Continuous innovation at Boeing leads to success in a highly competitive industry

By Glen White
Lean manufacturing has helped countless corporations and small manufacturing companies save time, reduce waste and increase efficiency. Lean best practi...

Lean manufacturing has helped countless corporations and small manufacturing companies save time, reduce waste and increase efficiency. Lean best practice and continuous improvement has transformed the manufacturing sector, however the introduction of innovation can take good results and turn them into excellent ones.

Boeing is one company that has truly embedded innovation within its culture and the results have been staggering. In 1998 it took Boeing 71 days to assemble its 777 aircraft – today it takes just 37. By introducing a grass roots culture of innovation, the aerospace giant also managed to shave an incredible nine days off the final assembly of its 737, going from 20 days to 11.

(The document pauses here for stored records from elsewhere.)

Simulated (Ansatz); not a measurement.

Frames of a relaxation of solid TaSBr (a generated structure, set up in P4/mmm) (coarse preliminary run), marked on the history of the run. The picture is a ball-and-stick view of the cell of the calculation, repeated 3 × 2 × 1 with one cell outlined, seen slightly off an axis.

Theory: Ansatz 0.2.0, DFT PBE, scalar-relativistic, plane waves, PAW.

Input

This level of time saving takes a lot of dedication from top tier executives down to workers on the ground – its not about implementing a process, rather about changing the company culture. So how did Boeing do it? The company is dedicated to looking outside the box to solve any production problem and bottleneck it comes across and is willing to explore even far-fetched ideas and concepts. Innovation teams meet regularly to discuss these ideas until they find a solution that makes sense and importantly, persist until each problem is solved.

Ultimately, Boeing encourages each and every employee to be creative, disciplined and persistent. Innovation is at the heart of what Boeing does – every decision is geared towards building a sustainable future for the brand.

How Boeing saves time using continuous innovation

An example of how Boeing saves time and thus money can be seen when you look at the development of the 757 assembly line. Plant engineers struggled with a time-consuming bottleneck due to having to lift the plane’s heavy seats up to its doorway and inside for installation. Once the seats came to the plant, they were fitted with wheels, lifted by an overhead crane to the airplane doorway, unloaded, rolled into the cabin, divested of their wheels and finally installed. The process from beginning to end took 12 hours.

Members of Boeing’s ‘Moonshine Shop’ – a team of people tasked with developing ideas in late night thinking sessions – began searching for a more effective process. They asked the question: “If not cranes, then what?”

The team attended county fairs and studied Ferris wheels; they looked at ski lifts and automated roofing carriers but nothing quite fit the bill. Eventually one of the team members mentioned the hay loaders her say on farms near his home. Could they be adapted to ferry heavy seats up to the plane for installation?

The team began looking into the workings of hay loaders and finally found a rancher who could develop a viable machine that met their exact specifications, adding safety guards. The new hay loader was put into production and shaved an astonishing 10 hours off seat installation. It was quickly rolled out across all 757 manufacturing plants. 

Then there was a problem with the airplane tires being punctured by the ubiquitous metal fasteners that littered the floor as they rolled down the assembly line. Engineers created sweepers that hooked onto the landing gear, which worked to catch the larger items but missed the tiny fasteners. Then one engineers remembered seeing motorcycle wheels covered by protective canvas casings at a race so developed the covers for the 757 and tried them; they were extremely effective. Solving the problem saved Boeing $250,000 per annum, per aircraft.

Then there was the complex system of almost 700 hydraulic tubes that were individually installed into the wheel well of the 737 landing gear - a time-consuming and frustrating process requiring two shifts to complete. According to an article in the Wall Street Journal, Boeing engineers and mechanics shortcut that process by suggesting that the tubes be grouped into larger clusters at another plant. The resulting products are much quicker to install, saving more than 30 hours of mechanic labor. What’s more, new process also reduces hydraulic leaks.

How to innovate your production line

Below are some key takeaways to embed a culture of continuous innovation at your plant, outlined by Sally Mounts, President of Auctus Consulting Group: 

  1. Be persistent. Many of Boeings solutions were achieved after previous efforts had failed to get off the ground. Don't stop searching for a workable solution before the goal is achieved.
  2. Apply creative thinking. Consciously and consistently apply creative thinking to the problem. Get out into the world and survey unrelated industries for ideas. Work the problem by looking outside of the conference room.
  3. Develop teams. Hire a team of people to address innovation issues on a constant and consistent basis. Boeing's ‘Moonshine Shop’ works full-time to address lean manufacturing productivity concerns. You may not need full-time innovators, but project teams can accomplish similar results with the right guidance.
  4. Embrace continuous improvement. Boeing has borrowed this concept from Japanese lean manufacturing, and it has paid off handsomely for the company. Never stop striving to make things better, faster and easier.

Continuous innovation will not only make your processes simpler now, but will set your business up for greater success in the future as well.